Dahod, India
21 March 2006

Country life

A milk tanker on a dirt road – it’s a common sight in rural New Zealand, but one not usually associated with the countryside of India.

It is Sonal’s job to take care of
her family’s buffalo.
Thanks to a ground-breaking partnership between World Vision, a local Indian milk co-operative and the Indian government, twice a day milk tankers visit Paniya and five other villages in Dahod Area Development Programme (ADP).

Last year, World Vision trained families from the six villages to keep and milk buffalo. The milk co-operative and the Indian government invested substantially in the project, with the families making a small contribution and World Vision paying the rest. The government also provides free veterinary check-ups and free buffalo insurance.

Dairy farming is not a mechanised industry in this part of India – each family milks its animals by hand. The families of Paniya village have a total of 34 buffalo, each family involved in the project owning one or two animals.

Every morning and evening the tanker visits from the milk co-operative’s dairy factory, 12km away. As in New Zealand, farmers are paid on the fat content of the milk. Production in this village is 200 litres of milk a day.

Paniya’s village development committee has plans to streamline the process further, by using a computer to measure the fat content and keep extensive records.

Sonal is 15. She fits milking her family’s buffalo into her busy day of attending school, doing four hours of homework and cooking for her family. Sonal says the milk project “has made a big difference” to their lives.

Samy Satvedi, Dahod ADP manager, explains the difference the profits from selling milk are already making for the families involved. “The increase [in incomes] has made it possible for farmers to diversify their agriculture. Farmers are now able to buy quality seeds and even improve infrastructure in the village on their own,” he says.

The dairying project would not have achieved this level of success in such a short time if it were not part of a World Vision Area Development Programme – an integrated programme of development activities. It has benefited from improvements that have already taken place in the community.

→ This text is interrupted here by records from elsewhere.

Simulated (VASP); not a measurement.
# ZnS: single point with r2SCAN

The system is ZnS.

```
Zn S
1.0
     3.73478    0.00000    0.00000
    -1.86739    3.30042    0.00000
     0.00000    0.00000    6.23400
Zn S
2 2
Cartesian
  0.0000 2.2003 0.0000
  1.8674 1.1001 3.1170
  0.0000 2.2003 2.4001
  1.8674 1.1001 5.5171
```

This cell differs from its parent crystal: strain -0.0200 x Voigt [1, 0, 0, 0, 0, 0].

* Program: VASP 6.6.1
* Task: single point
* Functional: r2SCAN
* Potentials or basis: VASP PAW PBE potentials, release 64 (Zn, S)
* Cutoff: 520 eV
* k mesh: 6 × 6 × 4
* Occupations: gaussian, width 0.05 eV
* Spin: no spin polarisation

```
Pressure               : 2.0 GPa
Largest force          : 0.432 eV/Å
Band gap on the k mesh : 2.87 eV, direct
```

The wells and lift irrigation schemes that World Vision has constructed in this village allow families to grow enough food for their animals. Income-generating activities and increased agricultural production have earned the families money to invest in things they need, such as the buffalo.

Samy Satvedi is already planning how the dairy farming project can be integrated into yet more activities. “The manure derived from buffalo waste has potential to run a bio-gas plant,” he says. World Vision has used this type of technology in other villages to run lights and fuel-efficient, environmentally-friendly stoves.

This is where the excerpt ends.